The capital of the semi-autonomous Russian province of Chechnya saw its worst fighting in years this week when a group of militants stormed a series of buildings and police checkpoints. The raid by a Chechen Islamist group left 21 wounded and 16 dead, including three Russian police officers.
It was the second terrorist incident in the city of Grozny in weeks. In October, five police officers were killed, and 12 others wounded when a suicide bomber detonated a device after approaching a checkpoint in the city.
Recent events suggest that a new offensive by Islamist militants is underway in the North Caucasus, a region rocked by two devastating wars in the late 1990s. Overnight in the neighboring province of Dagestan, offices belonging the Russia’s domestic security and intelligence agency FSB were set ablaze. It is not immediately clear if this incident is related to the terrorist acts that shocked Chechnya in recent weeks, but it would not be a surprise if they were.
With Islamist movements across the region lining up to declare their fealty to the Islamic State, some are beginning to ask if these renewed attacks have their roots in the Sunni insurgency spreading across the Arab world from Benghazi to Baghdad.
“Inevitably, some of this may have been exaggerated in social media. But there is no question that a new battle has begun in an old war that Moscow—and many in Grozny—had hoped was over,” wrote Anna Nemtsova in The Daily Beast. “Analysts also are raising the possibility that the so-called Islamic State, widely known as ISIS or ISIL, may have, at a minimum, ideological links to the attackers.”
The editor-in-chief of the Caucasian Knot Internet site, Gregory Shvedov, told The Daily Beast on Thursday that the assault on Grozny was one more episode in series of terrorist incidents in Chechnya this year: “The underground intends to demonstrate that the existing security system is not effective,” Shvedov said. “We reported a split in the ‘Caucasus Emirate’ with some insurgents joining ISIS.” But it is not clear if the latest action is at the hands of that faction or another. “There is still a question who really was behind the current attacks,” said Shvedov.
Russia has been preparing to meet threats from ISIS to materialize in the North Caucuses after ISIS-linked militants threatened to attack the region in retaliation for Moscow’s support of Syrian President Bashar al-Assad.

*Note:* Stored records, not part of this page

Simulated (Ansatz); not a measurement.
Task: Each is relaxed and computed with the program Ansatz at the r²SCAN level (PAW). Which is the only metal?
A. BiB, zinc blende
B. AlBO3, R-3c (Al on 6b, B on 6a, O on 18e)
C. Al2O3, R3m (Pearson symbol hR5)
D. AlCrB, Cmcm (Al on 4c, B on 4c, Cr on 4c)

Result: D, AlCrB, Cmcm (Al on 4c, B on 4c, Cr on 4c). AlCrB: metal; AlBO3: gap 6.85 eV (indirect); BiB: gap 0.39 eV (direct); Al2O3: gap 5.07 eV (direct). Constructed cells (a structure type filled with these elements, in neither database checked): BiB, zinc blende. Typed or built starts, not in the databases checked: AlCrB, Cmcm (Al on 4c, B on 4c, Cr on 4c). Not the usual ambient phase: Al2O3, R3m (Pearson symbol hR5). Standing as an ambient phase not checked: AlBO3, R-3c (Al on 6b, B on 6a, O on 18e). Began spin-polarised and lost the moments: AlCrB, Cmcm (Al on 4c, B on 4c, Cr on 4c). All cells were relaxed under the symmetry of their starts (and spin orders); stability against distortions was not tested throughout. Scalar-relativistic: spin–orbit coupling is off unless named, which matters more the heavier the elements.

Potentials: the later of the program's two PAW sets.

In the video, that was banned on YouTube in Russia but was still available on other platforms, ISIS fighters threatened Bashar al- Assad and Russian President Vladimir Putin, promising to “liberate Chechnya and the Caucasus.”
The ISIS militants in the video say that Assad’s weapons will be turned against him and add that Russian equipment was used to bomb ISIS fighters. One ISIS militant says he would like to convey a message to Putin, telling the leaser that ISIS will liberate Chechnya and the Caucasus and saying that Putin’s throne will be threatened by ISIS.
If ISIS is opening a new front up against Russia, they will soon learn that the Russian Federation prosecutes anti-terrorist campaigns ruthlessly and with little regard for civilian life. It may be the biggest mistake ISIS has ever made in a series of strategic miscalculations.